The “O”s amaze me in their beauty. Both in the words, and how they are artfully crafted into Mass and the Liturgy of the Hours. The “O” Antiphons are prayed daily from December 17th to 23rd. According to Magnificat, the texts for these prayers are traced back to at least 7th century (that’s the year 600-ish) Europe and “are drenched in biblical allusions, offering a rich source for personal prayer and reflection during these final days of preparation for the celebration of Christmas.”
These are the titles of the seven “O” Antiphons in Latin, (English in parenthesis):
- December 17 – O Sapientia (Wisdom)
- December 18 – O Adonai (Lord)
- December 19 – O Radix Jess (Root of Jesse)
- December 20 – O Clavis David (Key of David)
- December 21 – O Oriens (Dayspring)
- December 22 – O Rex Gentium (King of Nations)
- December 23 – O Emmanuel (God-with-us)
This order is not random. It was arranged by the Benedictines so that the first letter of each antiphon, in reverse, reads “ERO CRAS” which means “I will be with you tomorrow.”
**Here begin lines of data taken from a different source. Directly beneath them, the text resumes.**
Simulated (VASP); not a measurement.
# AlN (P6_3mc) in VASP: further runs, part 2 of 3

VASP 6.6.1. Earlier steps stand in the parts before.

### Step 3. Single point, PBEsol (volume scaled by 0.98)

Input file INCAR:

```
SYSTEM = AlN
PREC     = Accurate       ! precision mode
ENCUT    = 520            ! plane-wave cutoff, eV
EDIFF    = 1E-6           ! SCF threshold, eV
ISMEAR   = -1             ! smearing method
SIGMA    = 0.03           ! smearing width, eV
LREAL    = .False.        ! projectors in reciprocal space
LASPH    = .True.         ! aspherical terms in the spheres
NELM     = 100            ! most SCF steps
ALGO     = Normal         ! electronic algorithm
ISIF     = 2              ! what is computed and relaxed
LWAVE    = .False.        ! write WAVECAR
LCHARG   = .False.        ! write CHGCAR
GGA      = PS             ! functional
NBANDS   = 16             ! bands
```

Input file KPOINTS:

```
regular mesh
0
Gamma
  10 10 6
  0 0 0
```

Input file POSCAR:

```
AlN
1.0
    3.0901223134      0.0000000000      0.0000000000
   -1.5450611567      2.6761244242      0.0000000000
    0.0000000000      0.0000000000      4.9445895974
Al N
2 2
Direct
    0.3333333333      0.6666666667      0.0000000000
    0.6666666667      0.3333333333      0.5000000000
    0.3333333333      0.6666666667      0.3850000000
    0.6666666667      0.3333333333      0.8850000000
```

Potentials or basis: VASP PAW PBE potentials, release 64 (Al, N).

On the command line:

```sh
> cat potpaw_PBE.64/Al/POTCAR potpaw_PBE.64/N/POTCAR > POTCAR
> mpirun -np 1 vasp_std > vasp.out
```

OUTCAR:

In the Liturgy, the Antiphons are the Gospel Acclamations (the phrase between the Alleluias) for each respective day(*).
- O Wisdom of our God Most High, guiding creation with power and love:
come to teach us the path of knowledge!
- O Leader of the House of Israel, giver of the Law to Moses on Sinai:
come to rescue us with your mighty power!
- O Root of Jesse’s stem, sign of God’s love for all his people:
come to save us without delay!
- O Key of David, opening the gates of God’s eternal Kingdom:
come and free the prisoners of darkness!
- O Radiant Dawn, splendor of eternal light, sun of justice:
come and shine on those who dwell in darkness and in the shadow of death!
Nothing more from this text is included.